Alain Airom

Posted on Feb 4

Build a containerized PDF to Markdown converter using Docling and Streamlit ☁️

#docling #python #podman #streamlit

Introduction

In one of my last discussions, I was asked to help a business partner to start using Docling for document preparation to be sent to a RAG. Putting aside the project details, the application is meant to run on a Kubernetes cluster.

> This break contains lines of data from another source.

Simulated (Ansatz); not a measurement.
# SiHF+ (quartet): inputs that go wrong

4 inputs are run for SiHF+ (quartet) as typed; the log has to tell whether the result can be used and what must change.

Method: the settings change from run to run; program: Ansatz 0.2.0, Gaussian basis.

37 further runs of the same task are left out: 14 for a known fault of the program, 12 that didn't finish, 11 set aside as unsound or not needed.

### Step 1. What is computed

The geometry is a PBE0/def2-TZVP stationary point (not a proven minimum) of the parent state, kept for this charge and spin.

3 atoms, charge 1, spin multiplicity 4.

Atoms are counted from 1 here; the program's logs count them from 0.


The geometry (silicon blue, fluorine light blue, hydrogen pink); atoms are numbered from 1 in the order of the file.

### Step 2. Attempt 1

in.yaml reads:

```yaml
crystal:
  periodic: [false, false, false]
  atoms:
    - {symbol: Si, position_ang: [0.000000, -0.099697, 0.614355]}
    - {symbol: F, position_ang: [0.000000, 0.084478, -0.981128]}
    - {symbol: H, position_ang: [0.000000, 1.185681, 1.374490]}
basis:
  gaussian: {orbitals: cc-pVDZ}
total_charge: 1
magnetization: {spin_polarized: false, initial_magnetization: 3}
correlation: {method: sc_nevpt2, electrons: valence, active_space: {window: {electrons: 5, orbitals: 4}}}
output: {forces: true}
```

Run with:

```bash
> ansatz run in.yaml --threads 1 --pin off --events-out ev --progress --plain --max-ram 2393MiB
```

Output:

The sample provided here provides the steps to create a Python application using Docling document conversion capabilities, and using Streamlit to build the web UI. The application can be containerized to be deployed on a k8s cluster.

What is Docling

Docling simplifies document processing, parsing diverse formats — including advanced PDF understanding — and providing seamless integrations with the gen AI ecosystem.

Features

🗂️ Parsing of multiple document formats incl. PDF, DOCX, XLSX, HTML, images, and more
📑 Advanced PDF understanding incl. page layout, reading order, table structure, code, formulas, image classification, and more
🧬 Unified, expressive DoclingDocument representation format
↪️ Various export formats and options, including Markdown, HTML, and lossless JSON
🔒 Local execution capabilities for sensitive data and air-gapped environments
🤖 Plug-and-play integrations incl. LangChain, LlamaIndex, Crew AI & Haystack for agentic AI
🔍 Extensive OCR support for scanned PDFs and images
💻 Simple and convenient CLI

The sample application

Disclaimer: this is a very simple implementation, in order to showcase the capacities. It should be enhanced for a scaled / industrialized application.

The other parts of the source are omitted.